Because we are in the throes of the coming new world, the Star Trek world of clean energy, clean air, and efficient modes of clean transport. (No signs of universal peace in those otherwise wonderful films – war is still the economy’s main engine – hate and racism can still dominate the concourse – sad pessimism for our long-term future).

Okay, okay, here is my source: back to the BBC but this information is undoubtedly repeated in other media: bbc.com/future/article/20230414-climate-change-why-2023-is-a-clean-energy-milestone

Simon Sharpe, author of Five Times Faster, Rethinking the Science, Economics, and Diplomacy of Climate Change, compares this transition to the transition from horse-drawn vehicles to automobiles. How the latter were slower, unreliable, noisier, a toy for silly people until one day when more people wanted cars as they became efficient and faster than single or dual horsepower.

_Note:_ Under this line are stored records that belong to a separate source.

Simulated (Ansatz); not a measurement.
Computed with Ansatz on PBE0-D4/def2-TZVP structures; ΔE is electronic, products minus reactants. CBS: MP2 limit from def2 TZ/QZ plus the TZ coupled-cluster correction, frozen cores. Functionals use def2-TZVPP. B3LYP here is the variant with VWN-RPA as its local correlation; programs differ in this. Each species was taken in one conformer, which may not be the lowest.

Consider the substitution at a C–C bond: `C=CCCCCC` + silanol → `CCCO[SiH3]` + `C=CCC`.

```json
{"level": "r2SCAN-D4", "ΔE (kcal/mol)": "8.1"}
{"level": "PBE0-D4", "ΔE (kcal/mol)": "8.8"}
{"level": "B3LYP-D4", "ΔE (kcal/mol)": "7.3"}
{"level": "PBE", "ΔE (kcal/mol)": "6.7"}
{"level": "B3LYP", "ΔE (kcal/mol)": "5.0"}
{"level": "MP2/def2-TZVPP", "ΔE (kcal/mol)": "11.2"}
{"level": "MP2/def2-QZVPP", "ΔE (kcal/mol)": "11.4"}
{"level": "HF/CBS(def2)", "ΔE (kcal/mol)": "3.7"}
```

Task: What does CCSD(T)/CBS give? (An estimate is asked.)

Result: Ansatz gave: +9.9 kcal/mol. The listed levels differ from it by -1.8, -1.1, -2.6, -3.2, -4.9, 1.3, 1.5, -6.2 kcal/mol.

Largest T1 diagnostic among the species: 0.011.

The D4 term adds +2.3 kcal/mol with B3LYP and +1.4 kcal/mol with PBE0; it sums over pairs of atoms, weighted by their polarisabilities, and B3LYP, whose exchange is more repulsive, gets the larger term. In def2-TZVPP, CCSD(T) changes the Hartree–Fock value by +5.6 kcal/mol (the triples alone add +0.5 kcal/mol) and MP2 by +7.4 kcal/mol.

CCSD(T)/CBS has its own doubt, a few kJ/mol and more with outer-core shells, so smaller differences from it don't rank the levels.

The fact is that solar and wind are less expensive than the dreadful fossil fuels. They still create plenty of jobs but in much less dangerous employment, better for the workers, better, cheaper, cleaner for everyone – check all the boxes. In fact, all renewable, truly organic, sustainable – all of it is worth trillions (no kidding) of dollars in savings.

The old ways, now all the evidence shows they are the worst ways, are dodos – they are completed outmoded – part of a dwindling industry that is clinging to the last vestiges of life while so much proof is against it. It is beyond reason that a government would support this dying trade at all with billions of our taxpayers’ money when every penny of that money could go into the future, which is now.

The only thing the oil companies should be doing now is packing it in, not laying pipelines, cleaning up the unimaginable filth, not adding to it.

Begging our forgiveness for allowing the harm to continue long after they knew exactly how bad it was. Will we forgive them? That depends on the intensity of their regret and how hard they will work in the effort to repair the damage, how much of their considerable wealth they will spend on the effort without looking to us to pay for it.

The walks this weekend must emphasize the damage Doug Ford is determined to do, of course, but the news of the tipping point toward sustainable energy that is the here and now ought to hear a hurray as well and give more power to protesting because now we can see it is possible.

Please walk this weekend, tomorrow, April 21, starting at the parking lot near 229 Broadway across from the Shell Station at 2:00 p.m. Or meet the march at the constituency office of Sylvia Jones, 180 Broadway or the final gathering outside the Orangeville Town Hall. 

Our leaders on every level always need to remember that our voices matter in the moment, in many ways as much as our votes do on election day.